September 1, 1998

Choosing a waveform generator: The devil is in the details

When you choose a digital instrument for synthesizing analog waveforms, a little time spent learning how the generator works can ensure that you don't regret your choice.

Dan Strassberg, Senior Technical Editor

All generators that use digital technology to create baseband analog waveforms are not alike—not even fundamentally. Yes, all such instruments use clocks, memories, and D/A converters. However, basic specs, such as word length, memory depth, and sampling rate, don't even hint at the rest of the things you may need to know about the units. Subtle variations in architecture can make a unit that is ideal for one application a disaster in another. Unless you've suffered the pain of a poor choice, you probably have no clue about how to pick the right generator for a task.

A useful place to start is with the names that describe the instruments. An "arbitrary waveform" is one that a user can define. Both "ARB" and "AWG" are short for "arbitrary-waveform generator." The acronyms describe units that elaborate on Figure 1's basic architecture. "Arbitrary-function generator" (AFG) also usually applies to this type of instrument. "Synthesized-function generator" (SFG) and "function synthesizer" describe instruments that differ subtly from the others. The terms refer to instruments that replace the ARB/AWG clock generator with a circuit like that in Figure 2's block diagram. This circuit is based on direct digital synthesis (DDS).

The terminology can be confusing because, besides arbitrary waveforms, ARBs can generate predefined functions, such as sine, square, triangular, and sawtooth waveforms. But generating these and other predefined signals is the mainstay of SFGs. To further complicate matters, many SFGs can also produce user-defined waveforms. Yet, despite these ARB-like capabilities, such generators aren't true ARBs. Because you can get both classes of waveform from both types of generator, you may wonder why you should bother to understand the differences between the generators. The reason is that each type of instrument excels at certain tasks and, depending on the application, may or may not perform other tasks satisfactorily.

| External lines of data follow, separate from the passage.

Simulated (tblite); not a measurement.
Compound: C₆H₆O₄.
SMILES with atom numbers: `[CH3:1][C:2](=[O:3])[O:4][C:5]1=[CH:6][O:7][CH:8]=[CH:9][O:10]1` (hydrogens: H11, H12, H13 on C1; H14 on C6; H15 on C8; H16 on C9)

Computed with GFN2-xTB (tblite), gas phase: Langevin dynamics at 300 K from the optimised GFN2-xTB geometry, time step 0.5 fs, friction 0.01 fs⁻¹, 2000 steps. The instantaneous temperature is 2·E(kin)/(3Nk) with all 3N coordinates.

Although this Design Feature uses the terms ARB, AWG, AFG, SFG, and function synthesizer consistently, manufacturers don't always concur in their use of the terms. It's wise to ask the supplier for a block diagram of any generator you are thinking of buying. If careful study of the diagram and the specifications don't convince you that the generator is right for your job, talk to an applications engineer. Ask pointed questions about how the unit performs in situations that are important in your work.

SFGs for predefined waveforms

An SFG is usually an excellent choice for applications that require only predefined waveshapes. However, many purchasers feel that the wisest investment is a generator that can also produce user-defined arbitrary waveforms. These buyers view the ability to produce user-defined waveforms as a worthwhile security blanket, especially if this capability adds little to the generator's cost. Nevertheless, users who actually need arbitrary waveforms may discover that SFGs' arbitrary-waveform capabilities aren't as useful as they had expected. For example, SFGs can have trouble producing waveforms such as low-duty-cycle pulse trains that exhibit fine detail.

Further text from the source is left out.